The Eighth Doctor -- BBC Books Guidelines

The Eighth Doctor obviously didn't have much time to develop on-screen; nevertheless, one of the few things most fans agree on is that Paul McGann made a very good Doctor, and gives us plenty to work with. His performance is full of the clues we need to follow in pinning down the direction his character is taking in the BBC books.

The Eighth Doctor is a clear contrast to his predecessor, capturing perhaps more of the innocence of his earlier incarnations. His intelligence is as keen as ever, as is his wit, but this Doctor stands in the light rather than skulking in the shadows. He has far less guile than most Doctors: he expresses affection more freely, is more forthcoming with his feelings and intuitions, and celebrates life unselfishly. He's found a mellower side to his self, but there will always be a great sadness in him as he attempts to come to terms with the fact that while he keeps on growing older and changing, the universe is staying resolutely the same -- chock full of evil.

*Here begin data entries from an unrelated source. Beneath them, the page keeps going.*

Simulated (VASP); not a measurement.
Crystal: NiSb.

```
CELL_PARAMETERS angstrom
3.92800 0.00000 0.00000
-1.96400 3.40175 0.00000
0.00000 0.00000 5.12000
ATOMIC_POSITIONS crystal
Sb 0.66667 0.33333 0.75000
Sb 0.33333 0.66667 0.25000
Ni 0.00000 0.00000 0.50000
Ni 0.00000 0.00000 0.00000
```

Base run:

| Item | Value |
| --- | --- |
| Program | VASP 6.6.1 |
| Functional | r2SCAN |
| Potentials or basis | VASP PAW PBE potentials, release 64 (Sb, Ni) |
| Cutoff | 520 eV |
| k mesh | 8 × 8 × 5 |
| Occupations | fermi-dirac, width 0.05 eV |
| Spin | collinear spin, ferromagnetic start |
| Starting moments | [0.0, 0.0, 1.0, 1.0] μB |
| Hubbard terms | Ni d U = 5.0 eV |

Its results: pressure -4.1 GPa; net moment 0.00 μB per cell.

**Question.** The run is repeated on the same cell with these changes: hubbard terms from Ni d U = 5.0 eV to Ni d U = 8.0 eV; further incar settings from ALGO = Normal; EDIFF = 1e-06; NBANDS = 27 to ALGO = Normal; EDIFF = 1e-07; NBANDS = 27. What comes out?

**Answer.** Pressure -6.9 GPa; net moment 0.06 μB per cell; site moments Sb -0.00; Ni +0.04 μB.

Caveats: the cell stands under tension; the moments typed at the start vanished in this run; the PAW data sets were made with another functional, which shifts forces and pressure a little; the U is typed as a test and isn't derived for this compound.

Life is also made trickier for him now he cares as much for the individual as for the greater picture. Keeping tabs on everything isn't as easy as it was, and this Doctor will probably keep overreaching himself, possibly unwittingly placing others in danger if his hands are full elsewhere. He makes mistakes -- in The Bodysnatchers, for example, a miscalculation condemns the Zygons to an agonising death -- and one day he might slip up big time

He is, as always, a hero. His physical strength and compassion are seemingly at an all-time high level. He won't degenerate into the manipulative figure of old, but he will occasionally be angst-ridden about it; and to stop this perhaps more straightforward character becoming stale, writers should try to place him in situations that stretch him, put him on the edge of right and wrong. Because another key facet to his personality is his spontaneity. Nothing is pre-planned; this Doctor may lead his companions into trouble and then terrify them by revealing he hasn't the first clue about how to get out of it

If in doubt, this Doctor should do the unexpected. He makes you sit up and notice. Occasionally he will surprise even himself -- and therefore the reader.